Agricultual legislation changes coming

Agriculture Growth Act intended to provide farmers with greater access to new crop varieties.

  • Apr. 7, 2014 10:00 a.m.

Last month Parliamentarians met with Okanagan agriculturalists to discuss the proposed modernization of Canada’s agriculture legislation under the Agricultural Growth Act (Bill C-18).

Pierre Lemieux, Parliamentary Secretary to Agriculture Minister Gerry Ritz, and Ron Cannan, MP for Kelowna-Lake Country, met March 12 with key agriculture stakeholders to discuss the proposed legislation.

The government says the Agricultural Growth Act will modernize nine statutes that regulate Canada’s agriculture sector to bring them in line with modern science and technology, innovation and international practices within the agriculture industry.

The Act will strengthen and safeguard Canada’s agriculture sector, the federal government said in a press release, by providing farmers with greater access to new crop varieties, enhance both trade opportunities and the safety of agriculture products, and contribute to Canada’s overall economic growth.

The Act entered Second Reading on March 3.

Quick Facts

• Round table participants included Okanagan Cherry Growers Association, Okanagan Plant Improvement Corporation, as well as stakeholders from the greenhouses, fertilizers and tree fruits industries.

• Canadian fruit and vegetable farmers sold $1.7 billion worth of produce in 2013—an increase of 1.4 per cent from 2012.

• Canada’s agriculture and food exports set a new record of $50.5 billion in 2013.

• Since 1992, there have been 232 fruit crop varieties protected under Plant Breeders’ Rights in Canada.

“Intellectual property rights and royalties are critical tools for ensuring the viability of Canadian breeding programs and continued research and development in tree fruits and berries,” said Nick Ibuki, general manager of the Okanagan Plant Improvement Corporation.

“Updating Canada’s Plant Breeders’ Rights Act will better serve not only the interests of domestic and international plant variety owners,” Ibuki said, “but also provide substantial benefits and choices to Canadian growers.”

President of the Canadian Horticultural Council Keith Kuhl, said: “As farms work to match production with the growing global population it becomes increasingly important that they have the tools needed to continue to increase production. New varieties are an important segment of this growth. Ensuring that our plant breeders’ rights regulations are aligned with our global trading partners is imperative.”
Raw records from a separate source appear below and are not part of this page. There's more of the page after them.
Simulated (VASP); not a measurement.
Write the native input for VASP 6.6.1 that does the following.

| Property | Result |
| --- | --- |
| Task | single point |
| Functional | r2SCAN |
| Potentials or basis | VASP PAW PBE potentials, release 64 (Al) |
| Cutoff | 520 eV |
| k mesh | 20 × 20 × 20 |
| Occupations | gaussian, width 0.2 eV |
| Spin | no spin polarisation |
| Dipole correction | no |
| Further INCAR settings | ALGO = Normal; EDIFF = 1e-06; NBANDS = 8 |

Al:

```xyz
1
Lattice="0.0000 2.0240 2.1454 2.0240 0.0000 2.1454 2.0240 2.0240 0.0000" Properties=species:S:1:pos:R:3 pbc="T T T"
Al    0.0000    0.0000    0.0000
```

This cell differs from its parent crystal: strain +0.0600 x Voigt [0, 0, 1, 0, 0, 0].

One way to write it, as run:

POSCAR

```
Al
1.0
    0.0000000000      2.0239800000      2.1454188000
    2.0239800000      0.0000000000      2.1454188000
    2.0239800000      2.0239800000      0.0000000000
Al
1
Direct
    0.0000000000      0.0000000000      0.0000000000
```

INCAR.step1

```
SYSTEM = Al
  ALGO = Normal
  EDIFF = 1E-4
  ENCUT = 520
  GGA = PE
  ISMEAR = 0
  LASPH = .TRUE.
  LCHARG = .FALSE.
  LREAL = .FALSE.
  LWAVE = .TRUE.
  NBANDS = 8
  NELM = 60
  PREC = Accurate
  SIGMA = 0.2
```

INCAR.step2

“Our government,” said Parliamentary Secretary Pierre Lemieux, “is working to level the playing field and create new market opportunities for our producers. Innovation is the cornerstone of a strong and profitable future for all agriculture sectors and will help our farmers to succeed in the global marketplace,” Lemieux said.

“Our government,” said Cannan, “knows that the agriculture industry plays an important role in creating jobs and driving growth here in the Okanagan.

“British Columbia is a top Canadian food producer,” said Cannan, “and our government will remain focused on the needs of industry to allow Okanagan-grown produce farmers to remain competitive in the global marketplace.”